The McColo Story From the Spam and Botnet Perspective

On Thursday 11/11/2008, the US company McColo (AS26780) got cut off the Internet. McColo has been known for some doubtful activities - some say that McColo is responsible for as much as 75% of all spam sent on the Internet. These activities have stopped instantly as McColo got disconnected. I looked into this at our blacklist mirror. Since Thursday evening (2200 local time CET), the total number of requests on the blacklist are much lower than on the previous days. The traffic that is caused by the requests has - compared to the peaks - nearly halved.

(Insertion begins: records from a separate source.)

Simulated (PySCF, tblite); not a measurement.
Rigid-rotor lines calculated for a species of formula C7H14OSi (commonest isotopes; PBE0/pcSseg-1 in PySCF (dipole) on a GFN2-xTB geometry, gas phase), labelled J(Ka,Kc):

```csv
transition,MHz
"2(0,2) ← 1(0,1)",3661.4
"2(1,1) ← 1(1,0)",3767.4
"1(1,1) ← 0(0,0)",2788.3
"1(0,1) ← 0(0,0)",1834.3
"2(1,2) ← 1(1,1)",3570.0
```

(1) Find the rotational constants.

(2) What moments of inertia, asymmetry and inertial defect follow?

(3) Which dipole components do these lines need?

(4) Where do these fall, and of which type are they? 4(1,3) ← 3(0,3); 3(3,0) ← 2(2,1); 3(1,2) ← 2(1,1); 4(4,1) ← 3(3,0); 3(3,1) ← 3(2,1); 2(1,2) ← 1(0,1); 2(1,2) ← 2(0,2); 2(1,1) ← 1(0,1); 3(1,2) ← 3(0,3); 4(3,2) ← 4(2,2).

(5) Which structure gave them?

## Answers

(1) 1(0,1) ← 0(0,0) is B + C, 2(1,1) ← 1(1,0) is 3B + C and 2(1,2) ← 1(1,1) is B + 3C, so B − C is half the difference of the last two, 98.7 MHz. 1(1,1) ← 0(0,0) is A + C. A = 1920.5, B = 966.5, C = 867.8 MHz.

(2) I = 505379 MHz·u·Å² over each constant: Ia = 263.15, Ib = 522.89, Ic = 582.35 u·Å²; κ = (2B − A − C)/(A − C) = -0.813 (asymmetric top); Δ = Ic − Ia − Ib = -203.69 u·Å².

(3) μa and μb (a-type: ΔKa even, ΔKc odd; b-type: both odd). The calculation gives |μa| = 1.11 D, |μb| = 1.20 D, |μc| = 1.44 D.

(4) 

DNSBL stats around 11/11/2008

After McColo (AS26780) “went” offline on 11/11/2008, the global spam volume has remained for about 10 days at about half as much as before. The low volume which even hit an annual minimum on 11/21/2008 was probably amplified by the fact that a lot of command and control channels of botnets were hosted at McColo.

On 11/15/2008, I realized that McColo suddenly reappeared for short periods of time through other Autonomous Systems, such as TeliaNet Global Network, AS 1299). At the bottom of this post, I have added some screenshots of bgplay that show the changes in the routing to McColo.

By the way, on 11/21/2008 one of the largest distributed denial of service attacks became public. The attackers targeted the German Hosting company InternetX with more than 40,000 bots and 800,000 packets/second causing a total bandwidth of 20 GBit/s during peaks. It is difficult to say whether the attack was done using McColo-controlled botnets. Interestingly, the number of requests to the blacklist once more decreased heavily on 11/21/2008 and the following day.

decrease in spam on 11/21/2008 due to a large DDoS

This might have been caused by the fact, the those bots while participating in the DDoS attack have stopped spamming.